Everyone knows that writers don’t just write.

Aside from walking dogs and riding horses with a soupcon of parenting and bill paying on the side, I do festival talks, a bit of journalism, some teaching, and run a monthly storytelling group called True Stories Told Live with three other Londoners (Kerry Shale, actor; Kate Bland, radio producer; David Hepworth, all round music eminence gris). We do it for love (as opposed to money) and it’s turned into a pretty successful evening out.

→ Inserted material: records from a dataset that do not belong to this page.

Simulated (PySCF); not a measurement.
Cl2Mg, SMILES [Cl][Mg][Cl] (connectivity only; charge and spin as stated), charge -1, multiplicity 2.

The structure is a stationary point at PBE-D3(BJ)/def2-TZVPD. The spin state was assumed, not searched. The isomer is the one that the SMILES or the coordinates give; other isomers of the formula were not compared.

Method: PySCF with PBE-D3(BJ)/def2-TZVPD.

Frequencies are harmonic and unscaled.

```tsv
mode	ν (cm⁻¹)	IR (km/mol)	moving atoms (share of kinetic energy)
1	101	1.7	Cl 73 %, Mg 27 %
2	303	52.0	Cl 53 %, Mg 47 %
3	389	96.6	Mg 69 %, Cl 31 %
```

And now I’m getting to the point.

Last night in Camden, at our monthly packed evening, we heard from Bobby Baker about how she was about eight when she and her brothers found a bomb in their basement and a constable on a bicycle borrowed a shopping bag from their mother to package it up and take it away.  We also heard from Julia Eccleshare  about a family assault on Ben Nevis (before mobile phones) that ended with two young sons being sent for help in a stranger’s car flagged down on the road.

In a recent class I taught, I asked a group of kids about the most dangerous thing they’d ever done.

After a long pause, a boy of about 13 put his hand up.

“I once left the top off a pen on my mum’s sofa.”

And I remembered being ten when we put pennies on the tracks behind our house for the trains to flatten (having been strictly forbidden to play there).  And jumping over waves all day in wild seas while our parents chatted away up the beach. And hitch-hiking.  And sailing.  And lighting fires in the woods.  And riding our bikes (no hands) down the steep hill we lived on. And huge raucous neighbourhood games of hide-and-seek that once resulted in my sister being locked in a post box for hours.

Without health and safety and helicopter parents, things happened. Not all of them good.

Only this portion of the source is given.